Microsoft Surface tablets issued to Lufthansa, Austrian Airlines pilots

Pilots from both airlines have been given Microsoft Surface Pro 3 tablets to make flight operations more efficient.
Written by Charlie Osborne, Contributing Writer
Screen Shot 2014-11-20 at 08.22.10
Credit: Microsoft

Microsoft's Surface Pro 3 tablet is now the gadget of choice for Lufthansa and Austrian Airlines' pilots.

According to a post on Microsoft's official blog published Wednesday, pilots hired by both Lufthansa and Austrian Airlines will be equipped with the devices. Lufthansa has purchased more than 5,000 Surface Pro 3 tablets, which will be rolled out to pilots worldwide in February and March 2015.

Austrian Airlines has already deployed 650 of the tablets, with another 1,000 expected to be issued by the end of the year.

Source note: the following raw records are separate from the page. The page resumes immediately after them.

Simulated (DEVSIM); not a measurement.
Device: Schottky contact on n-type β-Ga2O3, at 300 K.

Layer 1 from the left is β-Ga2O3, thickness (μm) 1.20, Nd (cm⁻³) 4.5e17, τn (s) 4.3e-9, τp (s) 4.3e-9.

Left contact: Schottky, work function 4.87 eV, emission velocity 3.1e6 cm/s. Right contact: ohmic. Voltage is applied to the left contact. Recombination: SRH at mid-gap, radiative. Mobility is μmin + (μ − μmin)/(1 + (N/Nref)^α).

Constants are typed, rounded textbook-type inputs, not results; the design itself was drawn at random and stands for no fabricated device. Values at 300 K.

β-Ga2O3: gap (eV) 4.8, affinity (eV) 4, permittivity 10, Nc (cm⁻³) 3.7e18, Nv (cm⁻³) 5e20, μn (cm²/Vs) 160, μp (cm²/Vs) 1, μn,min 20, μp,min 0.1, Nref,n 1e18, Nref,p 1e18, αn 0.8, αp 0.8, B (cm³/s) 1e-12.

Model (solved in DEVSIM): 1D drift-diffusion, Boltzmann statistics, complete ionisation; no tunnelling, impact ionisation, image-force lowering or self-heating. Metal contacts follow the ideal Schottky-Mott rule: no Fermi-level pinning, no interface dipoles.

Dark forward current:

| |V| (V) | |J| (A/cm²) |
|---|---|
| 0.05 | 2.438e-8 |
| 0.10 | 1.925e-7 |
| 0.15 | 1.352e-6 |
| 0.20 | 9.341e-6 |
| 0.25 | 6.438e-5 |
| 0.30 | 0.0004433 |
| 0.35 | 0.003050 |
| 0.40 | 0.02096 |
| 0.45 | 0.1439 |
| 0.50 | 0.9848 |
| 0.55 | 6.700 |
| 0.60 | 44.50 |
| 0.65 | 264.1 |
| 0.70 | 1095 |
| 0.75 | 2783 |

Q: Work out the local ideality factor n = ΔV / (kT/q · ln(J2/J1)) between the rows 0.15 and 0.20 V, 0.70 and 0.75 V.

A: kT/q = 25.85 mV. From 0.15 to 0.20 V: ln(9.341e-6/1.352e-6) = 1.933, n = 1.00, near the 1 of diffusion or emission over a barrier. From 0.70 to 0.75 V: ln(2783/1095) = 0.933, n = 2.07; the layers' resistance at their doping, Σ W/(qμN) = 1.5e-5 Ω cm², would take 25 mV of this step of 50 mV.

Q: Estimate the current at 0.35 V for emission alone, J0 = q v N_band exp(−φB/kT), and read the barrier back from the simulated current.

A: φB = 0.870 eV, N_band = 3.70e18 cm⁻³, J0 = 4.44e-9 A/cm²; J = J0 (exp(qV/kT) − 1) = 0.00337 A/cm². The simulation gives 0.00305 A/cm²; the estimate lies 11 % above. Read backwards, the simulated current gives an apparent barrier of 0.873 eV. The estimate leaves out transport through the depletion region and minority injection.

Delta Airlines previously adopted the tablet range for its pilots. In September last year, the airline provided 11,000 pilots with Microsoft Surface 2 tablets, joining over 19,000 flight attendants who were issued Windows Phone-based smartphones.

Microsoft says that as with Delta, Lufthansa and Austrian Airlines' devices will use flight-based apps built for the Windows 8.1 platform. Flight crews will have access to tools including weather reports, dynamic charts and navigation utilities. The tablets also take the place of heavy flight bags, consolidating vast flight manuals — which can weigh up to 15kg — into a digital format.

Dr. Philipp Haller, B777 pilot at Austrian Airlines said:

Starting in the late 1990s with the arrival of the first laptops in the flight deck, the dream of a completely paperless cockpit is now actually becoming a reality thanks to the Surface tablets from Microsoft. We have been using laptops for 15 years to replace most of the paper on board but they could not be used during takeoff and landing.

The Microsoft Surface Pro 3 is certified for Electronic Flight Bag (EFB) usage on commercial airlines by the US Federal Aviation Administration (FAA) as well as the European Aviation Safety Agency (EASA). By replacing bulky manuals with tablets, airlines can expect to save a fortune each year in fuel costs.

Cyril Belikoff, Microsoft's senior director of the Microsoft Surface project, commented:

We have been clear on Microsoft's commitment to Surface in business and with this move adopting Surface in their cockpit, Lufthansa and Austrian Airlines join the growing number of commercial airlines using Surface Pro 3 to help give their pilots the best, most efficient and productive in-flight experience.

In related news, Microsoft's Azure platform suffered an outage of nearly 11 hours this week. According to company officials, the storage service went asunder due to a performance update Microsoft conducted, of which a storage loop occurred as the update rolled out.